Railed in all the way from Minsk, Belorussky
didn't get to bed last night.
All the way the paperbag was on my knees.
Man, I had a dreadful ride.
Flashpackin' the USSR
You don't know how lucky you are, boy...
Once in Moscow I hit red square in need to get some money since my Belarussian roubles (also referred to as "rabbits" by the Russian) are worthless here. I found an ATM at the GUM which is where Moscow's nouveau riche spend their petroroubles. As opposed to Minsk there is no luxury brand that cannot be found.
The first evening I witnessed Swan Lake at the Bolshoi, a ticket I bought on the internet more than a month in advance and that cost me an arm and a leg. It was worth it. The acoustics and the venue are amazing and the ballet is just spectacular. Have a listen here for some impressions and to hear the audience shout their "bravos".

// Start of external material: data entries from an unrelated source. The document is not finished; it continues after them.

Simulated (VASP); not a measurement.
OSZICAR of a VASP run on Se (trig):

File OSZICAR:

I spent 5 days/4 nights in the capital and could have easily stayed some more weeks to explore the place. And while the Kremlin, Red Square and all are great sites not to be missed I went to see some rather odd attractions as well:
The History of the Gulag Museum presents the dark history of Stalin's days where people were detained for little or no reason. A 17 year old boy was sentenced to 7 years of correctional labour camp for a teenage prank of stealing a bottle of vodka. Camps were all over the country and had no name but only numbers. Many of these camps were placed in the north where Stalin had the mental idea to build a railroad above the arctic circle. Prisoners "lived" on 300 g of bread a day while being forced to work 8 hours on the railtracks. The guards were awarded extra homeleave if they shot an escapee. When someone asked to step out to take a leak from the working area and walked into the woods a guard shot the "escapee" for an extra day at home. After work before returning to the baracks the prisoners were strip searched by the guards to make sure they did not steal anything (there was nothing to be stolen obviously). It was -40 degrees outside.
The project was never finished. It proved to be impossible to build tracks on the permafrost ground of the north. What was built during winter was washed away when the snow melted and all work was lost. Shortly after Stalin's death the camps were closed, although some continued operation under a different name operated by the KGB.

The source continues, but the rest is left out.